As Music Director of Excellent Device, the orchestra formed in 1991, Hazlewood has blazed a trail in new ways of approaching music. He also has a sister orchestra Harmonieband which comprises the cream of period instrumentalists in London.

He is also Music Director and co-founder of the lyric-theatre company Dimpho Di Kopane, [DDK], (Sotho for "combined talents"), based in Cape Town. For the company he has conducted Carmen and West Side Story and as composer conceived the music for Yiimimangaliso (The Mysteries) and Ibali Loo Tsotsi (The Beggar's Opera), both of which have had hugely successful runs in London and on tour worldwide, and The Snow Queen, which premiered in New York in 2004.

DDK's first feature film, U Carmen e-Khayelitsha, (for which Hazlewood acted as music director and conductor) premiered in South Africa in spring 2005, prior to international release, and was awarded the prestigious "Golden Bear" award for Best Film at the 2005 Berlin Film Festival. It opens across the UK in April 2006.

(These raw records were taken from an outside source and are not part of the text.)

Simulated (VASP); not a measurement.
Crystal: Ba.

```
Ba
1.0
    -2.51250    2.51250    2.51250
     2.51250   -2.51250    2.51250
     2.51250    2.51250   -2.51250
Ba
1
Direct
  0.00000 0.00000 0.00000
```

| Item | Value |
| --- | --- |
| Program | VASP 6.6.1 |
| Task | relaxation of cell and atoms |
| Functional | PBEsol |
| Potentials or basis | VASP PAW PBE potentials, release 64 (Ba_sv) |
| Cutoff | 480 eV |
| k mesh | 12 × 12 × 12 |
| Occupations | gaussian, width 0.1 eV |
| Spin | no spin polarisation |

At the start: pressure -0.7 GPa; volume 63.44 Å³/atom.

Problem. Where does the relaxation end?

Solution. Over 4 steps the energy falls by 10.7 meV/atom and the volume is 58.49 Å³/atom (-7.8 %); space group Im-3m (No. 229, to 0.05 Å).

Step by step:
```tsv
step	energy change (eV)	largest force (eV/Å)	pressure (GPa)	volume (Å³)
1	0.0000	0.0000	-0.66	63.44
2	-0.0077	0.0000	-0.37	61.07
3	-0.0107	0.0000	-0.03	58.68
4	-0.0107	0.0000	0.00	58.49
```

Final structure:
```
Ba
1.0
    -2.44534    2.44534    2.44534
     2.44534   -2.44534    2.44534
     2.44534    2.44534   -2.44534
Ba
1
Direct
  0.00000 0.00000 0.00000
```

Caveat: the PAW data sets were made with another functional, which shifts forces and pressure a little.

As part of his passion to reach the widest possible audience for music, Hazlewood is well known to television audiences as "The face of classical music" (Daily Telegraph) for the BBC, for whom he has authored and conducted the music in several groundbreaking films: Vivaldi Unmasked (BBC1), The Genius of Mozart (BBC2/4), Beethoven (BBC2/4). He is currently making films about Tchaikovsky (for transmission in early 2007), and an unprecedented landmark series on the history of British music.

He has a highly-acclaimed weekly show on BBC Radio 3, Charles Hazlewood Discovering Music where he deconstructs great orchestral music with the BBC orchestras and his own two bands. He also appears regularly on the double Sony Award winning "Charles Hazlewood Show" on BBC Radio 2, demonstrating his vast and catholic music tastes, in sessions recorded on his west country farm. Hazlewood won both the 2005 and 2006 Sony Award for his radio work.

Hazlewood's determination to explore music of all varieties with the widest possible audience has lead him to work with some of the most celebrated contemporary composers; in the past six years he has conducted over fifty world premieres, worked with the rawest new South African vocal talent, and explored artists at the cutting edge of the popular music scene in the UK, in projects such as the recent Urban Classics: fusing 5 Grime MC's with the BBC Concert Orchestra at the Hackney Empire.

Charles Hazlewood lives with his family on their farm in Somerset.

Charles made his conducting debut a the BBC Proms in the Royal Albert Hall in August 2006.